Hacker News new | ask | show | jobs
by jjice 761 days ago
This and the associated series of regex posts from Russ Cox are probably the best content on practical regular expression engine internals you can get. If you have a cursory understanding of NFAs and DFAs, it's some of the best technical writing I've ever had the pleasure to read.

These posts are responsible for my love of regular expressions :)

3 comments

Many years ago, as a fresh out of college young coder, I had to come up with a way to check types on an text input file in C++ -- long before C++ had even a standard String type let alone regex libraries like pcre. The standard conversion functions at the time expected you to have done some type detection beforehand.

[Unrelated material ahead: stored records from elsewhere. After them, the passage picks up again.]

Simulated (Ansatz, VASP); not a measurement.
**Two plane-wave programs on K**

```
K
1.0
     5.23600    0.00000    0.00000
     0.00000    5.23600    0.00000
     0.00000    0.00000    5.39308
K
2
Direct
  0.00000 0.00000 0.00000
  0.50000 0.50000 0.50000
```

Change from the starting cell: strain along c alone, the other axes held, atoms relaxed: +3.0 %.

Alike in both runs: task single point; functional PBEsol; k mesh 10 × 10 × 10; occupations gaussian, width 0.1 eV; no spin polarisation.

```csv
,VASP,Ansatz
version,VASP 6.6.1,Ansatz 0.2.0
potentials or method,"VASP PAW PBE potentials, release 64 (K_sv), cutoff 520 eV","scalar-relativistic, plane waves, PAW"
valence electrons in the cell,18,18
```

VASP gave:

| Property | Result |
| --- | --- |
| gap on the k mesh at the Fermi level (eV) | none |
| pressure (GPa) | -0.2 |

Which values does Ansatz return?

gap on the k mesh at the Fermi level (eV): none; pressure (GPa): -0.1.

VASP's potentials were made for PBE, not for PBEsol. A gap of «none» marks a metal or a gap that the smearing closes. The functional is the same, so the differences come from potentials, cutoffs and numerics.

Each field in the file could contain a string, an int, or a float. In particular to figure out the floats, I remember sitting down for a few hours and coming up with a regular expression, testing it in Perl on a bunch of test cases, and then went about the hard work of slowly converting the regex into an NFA to a DFA and then finally to an adjacency graph in a 2d matrix. A little bit of code to read in things a byte at a time and some simple arithmetic and I had a stupid fast

   bool isFloat(char *)
Nobody at my work understood the code, they just sort of knew that if they submitted a character array with a field value into it, something happened with a big matrix, and it you let them know if it was a float or not and then they could call the appropriate conversion function -- I think stof() or whatever was in fashion back then.

I had to make one revision to it for an edge case I missed and then it found its way into pretty much all code for the company after that.

The tuition for the class that taught me how to do that payed for itself with that one function.

And if you don't have a cursory understanding of NFAs and DFAs, they're still great for getting that cursory understanding.

These articles were my introduction to finite automata (and almost the only place I've learned about them aside from practical use) and my intuition for them seem to often be better than my peers'.

NFAs are apparently undecidable since the same input can go to multiple states. DFA states can only go to one state when given a particular input sequence.

The Dragon book contains an NFA to DFA algorithm (powerset) which explodes states with multiple exiting token transitions.

PS: All your DAGs are belong to us.

It is possible to implement NFAs directly, in parallel:

https://github.com/mike-french/myrex

Just fan-out messages to all downstream states. Let a fair runtime system evaluate all progress, then tally results along all paths, for example:

https://github.com/mike-french/myrex?tab=readme-ov-file#exec...

The approach can also be adapted to captures and their many, many possible ambiguities. There is an example that generalizes a highly ambiguous match given in Cox: regex (a?){m}(a*){m} against a string of a{m}. The case m=9 gives 864k possible solutions (traversals), you may optionally ask for all of them to be returned:

https://github.com/mike-french/myrex?tab=readme-ov-file#ambi...

The processes share nothing, all state is in the messages, so a single network can process multiple input strings simultaneously. It can also generate Monte-Carlo strings that match the regex, and those may also proceed simultaneously.

That's identical to NFA->DFA conversion but with dynamic programming.
NFAs are decidable. As you said, a NFA can be converted to a DFA which is decidable. Maybe you mean they are non-deterministic (that's in the name)?
You know what I meant. I used the wrong word.
There exist algorithms that deal with state blow-up. In fact, these algorithms project any given DFA into an equivalent DFA of minimal size - guaranteeing a minimal automaton for the language that is accepted by it. In essence, you build equivalence classes between states with respect to possible paths they can take into other equivalence classes for further input. State machines for LR-Grammars are vastly more complex in comparison to NFA automata, so for most (if not all) applications, a computer that can deal with LR-Grammars will be able to handle a NFA conversion with a subsequent minimization.
Decidability is whether one can statically determine if an algorithm halts for a given input. NFAs halt for all inputs, by construction.
You may also find this very detailed post interesting https://devblogs.microsoft.com/dotnet/regular-expression-imp...

It's an indepth look at where regex in dotnet was prior to and after version 7.